WE CANNOT yet know whether history will be kind to the first Chief Constable of Police Scotland, Sir Stephen House, but the events and politics of the past three years have not been as he chooses to leave office nine months early.

Since being sworn in as chief constable in October 2012, six months ahead of formal force reorganisation, he has faced the sheer logistics of merging nine constabularies into one at the same time as wave after wave of political noise offstage and some uncomfortable decisions and events, some avoidable, some less so.

Born in Castlemilk, he spent his adolescence in London. When he came back after a successful career working his way north he cut a feisty but impressive figure. It is worth recalling that many politicians calling of late for Sir Stephen’s head and bemoaning the force merger actually backed the creation of Police Scotland. Labour joined the SNP in voting in favour, the Conservatives abstained and the only opposition came from the Liberal Democrats and Greens. Increasingly strident criticism of the force in some quarters has smacked of hypocrisy.

The Herald backed the idea of a single force in principle but with the proviso that local accountability and decision-making would be safeguarded by creating designated local senior officers for every council area with a statutory duty to work with councils to shape local services. The failure of this to work might be the most damning verdict by history on Sir Stephen.

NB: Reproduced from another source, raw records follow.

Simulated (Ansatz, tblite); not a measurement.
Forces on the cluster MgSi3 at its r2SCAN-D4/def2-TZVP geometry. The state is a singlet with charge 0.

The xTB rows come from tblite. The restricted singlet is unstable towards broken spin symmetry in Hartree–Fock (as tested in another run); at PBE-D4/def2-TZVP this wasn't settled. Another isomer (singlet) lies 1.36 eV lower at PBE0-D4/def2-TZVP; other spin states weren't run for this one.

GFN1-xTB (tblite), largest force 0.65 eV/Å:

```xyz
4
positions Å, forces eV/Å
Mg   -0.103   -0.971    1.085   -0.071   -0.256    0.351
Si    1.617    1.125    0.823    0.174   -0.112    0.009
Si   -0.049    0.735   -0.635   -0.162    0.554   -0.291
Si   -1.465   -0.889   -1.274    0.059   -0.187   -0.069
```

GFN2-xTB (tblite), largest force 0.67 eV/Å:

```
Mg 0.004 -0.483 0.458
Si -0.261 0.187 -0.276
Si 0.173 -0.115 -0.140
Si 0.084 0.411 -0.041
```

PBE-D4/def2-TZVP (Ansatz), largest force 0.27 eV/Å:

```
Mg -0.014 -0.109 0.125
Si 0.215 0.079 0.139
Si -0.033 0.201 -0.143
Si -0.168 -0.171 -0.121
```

Resentment has festered within the force, with mutters about “House rules” and being “House trained”, while the new force jettisoned Edinburgh’s social policy of using regulated saunas to control street prostitution. A similar lack of nous in the extension of Strathclyde force approaches to armed policing to the Highlands was another case in point, fuelling an unnecessary controversy over how and when trained police officers should deploy their guns.

Too often, Strathclyde writ large became public relations disasters. There is a justification for saying that decent youngsters who wanted weekend fun in Glasgow were happy to submit to a voluntary search in order to feel more confident that they were entering a knife-free zone.

That is the epitome of what flexible, local policing should be. But extending “voluntary” searches across the country and applying them to young children seemed absurd. Who could not see that? From the earliest days of the single force the fall-out between the chief constable and Scottish Police Authority chairman Vic Emery was a high-profile own goal for the creation of a new service, and here the blame lay squarely with the Scottish Government. Ministers should never have allowed this to become a public spat.

But in becoming our most senior police officer Sir Stephen inadvertently became a political figure, and politicians stand or fall by the impact of events. His is a public role and he became a lightning rod for criticism on high-profile issues from those who failed to land a blow on the SNP Government. Police Scotland were not their only target after the M9 deaths and the death in custody of Sheku Bayoh. It all piled up, threatening to bury the successes of achieving the unified force, or the successful policing of the Commonwealth Games. Having overseen the creation of Police Scotland, Sir Stephen perhaps hands on a less poisoned chalice.